Stephen Curtis married Belle Willard and they were separated after many years of marriage during which they had the four children listed, Grace, Mavis, Doris and Wallace. Grace married William Weber and they had two children, Frederick and Reginald, after which, while she was still young, William shot and killed her. He was acquitted in court, but there is no doubt in the minds of those who knew about the circumstances, that it was a cold-blooded murder. He was a German, born in Germany, and regarded his wife more as a chattel than as a companion. He was hard and cruel, taught his little boys to endure without crying such torments as being lifted by the ears, was very cruel to his wife during the years she lived with him, and her life was a very unhappy one. They lived in Grand Rapids.
After I discovered how much the internet could contribute toward researching my family history, I decided to try to find out if this story was true, and when and where it happened. First I went to the Western Michigan Genealogical Society database page and searched the Western Michigan newspapers, which covers 1910 to 2011. There was only one entry for Grace Weber, which was an obituary published in the Grand Rapids Herald on 3 March 1913.

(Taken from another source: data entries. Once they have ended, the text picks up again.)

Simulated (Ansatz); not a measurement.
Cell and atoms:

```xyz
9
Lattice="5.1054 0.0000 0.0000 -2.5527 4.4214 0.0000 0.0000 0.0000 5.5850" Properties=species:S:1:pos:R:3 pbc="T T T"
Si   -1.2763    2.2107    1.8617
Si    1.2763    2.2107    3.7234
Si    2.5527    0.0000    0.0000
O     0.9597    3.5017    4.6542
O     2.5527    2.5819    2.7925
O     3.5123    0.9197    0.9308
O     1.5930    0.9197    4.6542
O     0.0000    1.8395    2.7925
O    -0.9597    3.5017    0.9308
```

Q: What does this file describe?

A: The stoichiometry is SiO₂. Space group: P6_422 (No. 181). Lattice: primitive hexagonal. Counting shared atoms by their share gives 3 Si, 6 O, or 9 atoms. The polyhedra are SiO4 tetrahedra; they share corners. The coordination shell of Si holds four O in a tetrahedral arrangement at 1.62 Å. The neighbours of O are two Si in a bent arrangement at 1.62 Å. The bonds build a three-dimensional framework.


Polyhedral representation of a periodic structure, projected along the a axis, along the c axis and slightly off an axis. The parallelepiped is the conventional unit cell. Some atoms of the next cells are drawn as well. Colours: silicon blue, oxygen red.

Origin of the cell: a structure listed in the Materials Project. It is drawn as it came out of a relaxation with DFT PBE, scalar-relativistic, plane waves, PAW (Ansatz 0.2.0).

Being on a budget, instead of ordering the obituary for $5 from the Western Michigan Genealogical Society, I requested it as an interlibrary loan from my local library system. In a few weeks I received a copy of the front page of the Grand Rapids Herald for Monday, March 3, 1913.
I knew the story didn't end there, so on my next trip to the Library of Michigan in Lansing, I read through several weeks' worth of microfilmed issues of the Grand Rapids Herald. I was rewarded by a photo of Grace and a mug shot of William.
(Grace Curtis Weber was born in Michigan in November 1881, the daughter of Stephen and Belle Willard Curtis. She married William R. Weber, who was 16 years her senior, on 19 Feb. 1905 in Battle Creek, Michigan. William was born in Germany in 1865, and had been married once before. They had two sons, Frederick (Fritz) and Reginald, who were 7 and 5 years old at the time of the shooting.)
Grand Rapids Herald, March 4, 1913
William R. Weber, charged with the murder of his wife, was declared not guilty by a jury in superior court which for the last two weeks has been trying the case. The verdict was rendered at 10 o'clock yesterday forenoon and jury and respondent were promptly discharged.
But so far as the court was concerned the case did not end here. Showing his anger and disgust in every word, Judge Stuart bitterly arraigned [sic] the jury for what he termed an outrage upon the city of Grand Rapids. He followed this by excusing three members of the regular panel who had been upon the jury because he said he did not think they were competent to try cases in court.
Verdict Was Absolutely Unexpected
The verdict was unexpected by practically every man and woman in the big crowd in the courtroom. E.N. Barnard, attorney for the defense was perhaps the only man who really felt confident all through that he would win. When the words "not guilty" were pronounced by the foreman of the jury, something like a gasp of astonishment swept around the room. Weber dropped into his chair and sobbed a moment and then began shaking hands with his friends and tried to shake hands with the court.
For just a moment, Judge Stuart looked the jury over then he turned loose the things which had been accumulating within him.
"Gentlemen," he began, "this is an outrage upon justice in this community. Aside from all other considerations, you have taken the story of the respondent as entirely true. You apparently have had no regard for what any one else has said or of the surrounding circumstances. I am frank to say to you that this community has been outraged by such a verdict and I cannot but express my feelings to you at this time.
"Unfortunately, there is no appeal on the part of the people. The verdict must be accepted, but I do hope that if this system of wife-shooting without
punishment continues in this city the people will awake to the fact that something must be done to insure certain punishment for crime and that every story told by a respondent in a courtroom cannot be accepted as a fact.
"I might suggest that men contemplating the shooting of their wives usually do not take two or three witnesses with them. Gentlemen, if this verdict is your view of justice I differ with you very decidedly."
And there were several outraged letters to the editor, one of which, from Mrs. Mary E. Hay, ended with:
"The cruel injustice of the whole thing, a devoted mother lies in her grave, two sweet children robbed of their mother, and the man that carried a loaded revolver walks the streets a free man."
As a genealogist, I am devoted to telling my ancestors' stories. And as long as I tell stories such as this one, of Grace Weber's untimely death, my ancestors will live on.